Visual object recognition, a subdiscipline of machine vision, addresses the problem of finding and identifying objects in images. Research in this area primarily focuses on techniques that use models of specific objects, based on properties such as shape and appearance. Such techniques are referred to as model-based recognition methods, because of the strong reliance on prior models of specific objects. In contrast, human visual recognition is characterized by an ability to recognize novel objects for which the observer has no specific prior model. Such generic recognition involves the ability to perform CATEGORIZATION on the basis of abstract reasoning about objects, such as inferring their form from how they function. While there has been some study of generic object recognition in MACHINE VISION, the primary focus has been on model-based recognition.
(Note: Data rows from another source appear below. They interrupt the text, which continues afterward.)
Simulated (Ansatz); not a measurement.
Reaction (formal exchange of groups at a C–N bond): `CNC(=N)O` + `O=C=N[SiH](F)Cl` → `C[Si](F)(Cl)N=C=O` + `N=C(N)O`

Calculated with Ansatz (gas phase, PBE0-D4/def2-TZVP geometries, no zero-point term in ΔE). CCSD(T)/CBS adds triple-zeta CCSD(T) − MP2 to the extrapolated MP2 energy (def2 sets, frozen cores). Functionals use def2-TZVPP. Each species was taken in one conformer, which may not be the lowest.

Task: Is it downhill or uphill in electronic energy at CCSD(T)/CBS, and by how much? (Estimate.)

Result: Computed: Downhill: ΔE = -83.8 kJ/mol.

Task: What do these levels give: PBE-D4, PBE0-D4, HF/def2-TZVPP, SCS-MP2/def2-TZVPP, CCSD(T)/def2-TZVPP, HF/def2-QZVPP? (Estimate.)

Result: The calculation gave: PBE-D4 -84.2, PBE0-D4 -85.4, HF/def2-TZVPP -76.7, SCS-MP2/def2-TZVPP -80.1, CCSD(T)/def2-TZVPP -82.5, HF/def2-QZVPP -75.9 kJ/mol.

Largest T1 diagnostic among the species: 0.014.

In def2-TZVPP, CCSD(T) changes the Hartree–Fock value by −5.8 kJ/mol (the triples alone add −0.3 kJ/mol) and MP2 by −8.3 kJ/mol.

Most approaches to model-based object recognition involve comparing an unknown image against stored object models, in order to determine whether any of the models are present in the image. Many techniques perform both recognition and localization, both identifying what objects are present in the image and recovering their locations in the image or in the world. Object recognition is often phrased as a search problem, involving several kinds of search, including search over possible locations of the object in the image, search over possible viewpoints of the observer with respect to the object, and search over possible object models. Not all recognition tasks involve all of these kinds of search. For example, recognizing faces in a database of mug shots need not involve search over possible viewpoints because the pictures are all frontal views.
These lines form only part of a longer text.